Explore for convergence the following recurrence: $x_{n+1} = (1-x_n)^2, x_1 = {1\over 2}, n\in\Bbb N$

Question

Explore for convergence the following recurrence: $$ x_{n+1} = (1-x_n)^2\\ x_1 = {1\over 2}\\ n\in\Bbb N $$

To show a sequence is convergent it suffices to show it is bounded and monotonic. Obviously the the sequence is bounded by $1$ and $0$: $$ 0 \le x_n \le 1 $$

Check whether the sequence is monotonic: $$ {1\over 2} = x_1 > x_2 = {1\over 4} $$

Put $P(n): x_n > x_{n+1}\forall n\in\Bbb N$. $P(1)$ is true. Assume $P(n)$ is true. Then: $$ x_{n+1} < x_n\\ -x_{n+1} > -x_n \\ 1 - x_{n+1} > 1 - x_n \\ (1 - x_{n+1})^2 > (1 - x_n)^2 \\ x_{n+2} > x_{n+1} $$

showing the induction hypotheses doesn't hold. However if we put it the following way: $$ x_{n+1} < x_n \\ x_{k+1} - 1 < x_n - 1 \\ (x_{k+1} - 1)^2 < (x_n - 1)^2 \\ (1 - x_{k+1})^2 < (1 - x_n)^2 \\ x_{n+2} < x_{n+1} $$

which completes the induction.

Clearly that is impossible. I believe the mistake is in the squaring step. Apparently there is a veil before my eyes preventing me from spotting it. What went wrong with the two cases?

Answer 1

You can not do $x_{n+1} - 1 < x_n - 1 \\ \implies (x_{n+1} - 1)^2 < (x_n - 1)^2 $

because both LHS and RHS of inequalities is negative.
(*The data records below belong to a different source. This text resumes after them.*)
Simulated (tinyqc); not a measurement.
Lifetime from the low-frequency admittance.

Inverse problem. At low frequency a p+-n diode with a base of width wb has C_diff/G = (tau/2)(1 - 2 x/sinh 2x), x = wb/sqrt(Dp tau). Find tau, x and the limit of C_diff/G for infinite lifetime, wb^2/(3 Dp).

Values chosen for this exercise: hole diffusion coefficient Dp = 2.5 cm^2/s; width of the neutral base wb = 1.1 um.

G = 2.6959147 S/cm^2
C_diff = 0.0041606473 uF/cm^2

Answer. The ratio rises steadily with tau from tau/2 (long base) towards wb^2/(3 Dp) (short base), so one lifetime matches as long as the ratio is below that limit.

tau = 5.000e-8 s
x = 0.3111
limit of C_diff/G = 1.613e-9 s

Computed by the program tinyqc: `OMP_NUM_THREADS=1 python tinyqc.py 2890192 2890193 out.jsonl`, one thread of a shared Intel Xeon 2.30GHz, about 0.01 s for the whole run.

For eg. $-1 > -2$ but $1^2 < 2^2$

Answer 2

If you look at the sequences $\newcommand{\N}{\mathbb{N}}(a_n)_{n\in\N} :=(x_{2n})_{n\in\N}$ and $(b_n)_{n\in\N}:=(x_{2n-1})_{n\in\N}$ then you can show that both of them will converge to different limits. We start with using the recursion twice $$ x_{n+2} = (1-x_{n+1})^2 = (1-(1-x_n)^2)^2 = \dots = x_n^4 - 4x_n^3 + 4x_n^2 $$ We define the polynomial function $p(x) := x^4 - 4x^3 + 4x^2$. some curve sketching yields that this function is monoton increasing for $x\in (0,1)$. The recursion for $a_n$ and $b_n$ is given by $$ a_{n+1} = a_n^4 - 4a_n^3 + 4a_n^2, \quad a_1 = \frac{1}{4} \\ b_{n+1} = b_n^4 - 4b_n^3 + 4b_n^2, \quad b_1 = \frac{1}{2} $$ As you already said $0<x_n<1$. Clearly, this is also true for $a_n$ and $b_n$. It is straight forward to check that $b_2 > b_1$. Hence, $(b_n)_{n\in\N}$ is convergent. To evaluate the limit point you have to solve $x = p(x)$. It is easy to see that $0$ and $1$ are solutions. By polynomial division you can find the other solution by solving a quadratic equation. You will realize that only the solution $1$ can be the limit of $(b_n)_{n\in\N}$.

Since $a_n = (1-b_n)^2$, the limit of $(a_n)_{n\in\N}$ is $0$. Therefore, $(x_n)_{n\in \N}$ cannot converge.

Answer 3

Just to have a complete answer, from $x_{n+1}=f(x_n)$, where $f(x)=(1-x)^2$, we have $f'(x)=-2(1-x)$. Or $f(x)$ is descending on $[0,1]$. Sequence is bounded indeed $0\leq x_n \leq 1$, can be show using induction. Let's compute a few values $$x_1=\frac{1}{2} > x_2=\frac{1}{4} > x_4=\frac{49}{256}$$ $$x_1=\frac{1}{2}< x_3=\frac{9}{16} < x_5=\frac{42849}{65536}$$ and because the function $f(x)$ is descending $$f(x_2)\leq f(x_4) \iff x_3 \leq x_5 \\ f(x_3) \geq f(x_5) \iff x_4 \geq x_6 \\ f(x_4) \leq f(x_6) \iff x_5 \leq x_7 \\ ...$$ By induction, we have $$x_1>x_2>x_4\geq x_6 \geq ... \geq x_{2k} \geq ...$$ $$x_1<x_3<x_5\leq x_7 \leq ... \leq x_{2k+1} \leq ...$$ i.e. we have a decreasing subsequence $\left(x_{2k}\right)_{k\in\mathbb{N}}$ and increasing one $\left(x_{2k+1}\right)_{k\in\mathbb{N}}$ both bounded, so both these subsequences have limits $$\frac{1}{4}=x_2 \geq \lim\limits_{k\rightarrow\infty}x_{2k}$$ $$\frac{9}{16}=x_3 \leq \lim\limits_{k\rightarrow\infty}x_{2k+1}$$ and these limits are different. As a result, the original sequence is diverging.